Lewis Hamilton says the Black Lives Matter movement helped drive him on to his seventh Formula 1 world title.
Hamilton, 35, took a knee on the grid and wore anti-racism slogans in support of the cause during the season.
The Briton’s Mercedes team also adopted a black livery for the 2020 campaign in a stand against discrimination.
Hamilton, who guest edited BBC Radio 4’s Today programme on Saturday, said: “I had this extra drive in me to get to the end of those races.”
He was voted as the 2020 BBC Sports Personality of the Year earlier this month after equalling Michael Schumacher’s record of winning seven World Championships and passing the German’s total of 91 grands prix victories.
On Saturday, Hamilton told historian and presenter Professor David Olusoga: “It was a different drive than what I’ve had in me in the past – to get to the end of those races first so that I could utilise that platform [for Black Lives Matter] and shine the light as bright as possible.”
Asked by Olusoga if he had been concerned about the response to his stance, Hamilton replied: “There is no way that I could stay silent. And once I said that to myself, I didn’t hold any fear.”
Hamilton was also asked by presenter Nick Robinson about racism in his sport and the fact that he is the only black F1 driver.
“There are many other young kids of colour that deserve the opportunity to progress, have a great education, [who could] be an engineer or whatever it is they want. But the fact is, the opportunity is not the same for them,” said Hamilton.
The Mercedes driver also hinted that activism might represent a new avenue for him when he retires from racing.
“The happiness and success of winning these championships is a wonderful thing, but it’s short lived,” Hamilton added.
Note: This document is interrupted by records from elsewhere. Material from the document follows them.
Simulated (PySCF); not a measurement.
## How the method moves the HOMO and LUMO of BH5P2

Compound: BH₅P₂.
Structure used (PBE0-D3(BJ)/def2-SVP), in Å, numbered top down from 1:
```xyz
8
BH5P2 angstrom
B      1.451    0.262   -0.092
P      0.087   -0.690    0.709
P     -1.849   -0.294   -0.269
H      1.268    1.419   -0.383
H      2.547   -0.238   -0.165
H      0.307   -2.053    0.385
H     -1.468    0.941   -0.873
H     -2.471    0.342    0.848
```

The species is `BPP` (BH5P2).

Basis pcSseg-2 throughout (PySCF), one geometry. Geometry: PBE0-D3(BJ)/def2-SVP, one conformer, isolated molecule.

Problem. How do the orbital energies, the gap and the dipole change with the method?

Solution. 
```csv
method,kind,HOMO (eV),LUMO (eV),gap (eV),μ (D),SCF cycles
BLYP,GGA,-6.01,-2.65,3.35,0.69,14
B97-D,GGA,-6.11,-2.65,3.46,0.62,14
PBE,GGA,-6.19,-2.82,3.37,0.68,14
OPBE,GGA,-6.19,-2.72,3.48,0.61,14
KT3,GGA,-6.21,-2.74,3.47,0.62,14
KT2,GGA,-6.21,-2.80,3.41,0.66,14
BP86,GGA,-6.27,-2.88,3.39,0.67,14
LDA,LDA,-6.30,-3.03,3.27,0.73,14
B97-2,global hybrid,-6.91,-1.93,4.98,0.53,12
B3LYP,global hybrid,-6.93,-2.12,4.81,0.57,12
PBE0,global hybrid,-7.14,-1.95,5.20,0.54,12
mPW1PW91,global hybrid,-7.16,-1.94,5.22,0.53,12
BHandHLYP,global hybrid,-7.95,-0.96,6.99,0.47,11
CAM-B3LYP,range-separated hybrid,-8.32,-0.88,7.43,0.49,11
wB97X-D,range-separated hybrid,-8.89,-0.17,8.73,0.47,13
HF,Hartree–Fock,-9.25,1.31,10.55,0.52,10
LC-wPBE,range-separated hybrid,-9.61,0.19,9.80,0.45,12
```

Every year, the Today programme invites a series of high-profile guests to take charge of an edition of the show, with each setting the agenda for one day across the Christmas and New Year period.
Other guest editors this year include The Great British Bake Off judge Prue Leith and author Margaret Atwood.
As well as Black Lives Matter, Hamilton also discussed the Hamilton Commission, the programme set up in his name to increase diversity in motorsport, the power of sport to bring positive change, electric cars and animal rights.